In the just released results, Bendigo and Adelaide Bank has announced a profit of $423.9 million to June 30 2015. However, this is more from efficiency and provision adjustment than underlying business momentum, in our view, in a tough market. Nevertheless, they do have a good core franchise, with a relatively high customer satisfaction rating.
Underlying cash earnings were up 13.1%. Net interest margin was squeezed by 4 basis points to 2.20%, reflecting competition in the low interest rate environment. It dropped further in 2H15 to 2.17%. Common equity tier 1 ratio increased 15 basis points to 8.17%. Total capital increased 118 basis points to 12.57%. They continue to focus on achieving advanced capital accreditation, but are not there yet.
Lending growth at 5.3% was below system (7.5%), whilst business lending was 10%, above system, of 8.3%. Home lending was also slower than system growth, and they noted a 20% increase in excess repayments.
Great Southern specific provisions were reduced from $323.8m to $257.7m since December 2014.
They have been focussing on efficiency management, with the expense to incomes ratio down, though overall operating expenses rose 6.6% to $878m.

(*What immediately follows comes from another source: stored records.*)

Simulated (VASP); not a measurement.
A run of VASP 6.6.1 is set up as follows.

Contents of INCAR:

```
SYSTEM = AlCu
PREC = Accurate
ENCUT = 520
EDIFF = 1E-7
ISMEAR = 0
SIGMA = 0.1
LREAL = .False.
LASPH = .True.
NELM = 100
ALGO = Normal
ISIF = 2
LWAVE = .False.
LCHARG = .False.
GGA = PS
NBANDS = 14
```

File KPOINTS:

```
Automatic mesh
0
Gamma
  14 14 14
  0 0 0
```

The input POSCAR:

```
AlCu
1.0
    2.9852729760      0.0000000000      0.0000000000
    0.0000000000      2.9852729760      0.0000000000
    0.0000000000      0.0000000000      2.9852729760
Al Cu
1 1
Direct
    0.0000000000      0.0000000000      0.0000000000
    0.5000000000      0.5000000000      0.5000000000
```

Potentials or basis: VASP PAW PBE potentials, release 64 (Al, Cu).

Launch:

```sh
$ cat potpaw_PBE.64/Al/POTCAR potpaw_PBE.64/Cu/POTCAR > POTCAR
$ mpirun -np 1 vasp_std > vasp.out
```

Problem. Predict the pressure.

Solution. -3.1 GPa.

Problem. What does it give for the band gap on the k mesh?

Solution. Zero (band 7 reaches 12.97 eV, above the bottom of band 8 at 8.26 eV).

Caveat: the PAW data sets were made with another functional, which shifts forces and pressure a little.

Looking at the segmentals, retail banking and rural were up, whilst wealth and third party banking were down.
Bad and Doubtful debt provisions were down 16.6%, to $68.1m. However, 2H15 were higher due to $15.9m provision for Great Southern. We note that 90 day+ arrears were up for residential to (~1.3%) and business to (~1.7%). Rural, their highest growth sector, had highest arrears around 5.5%.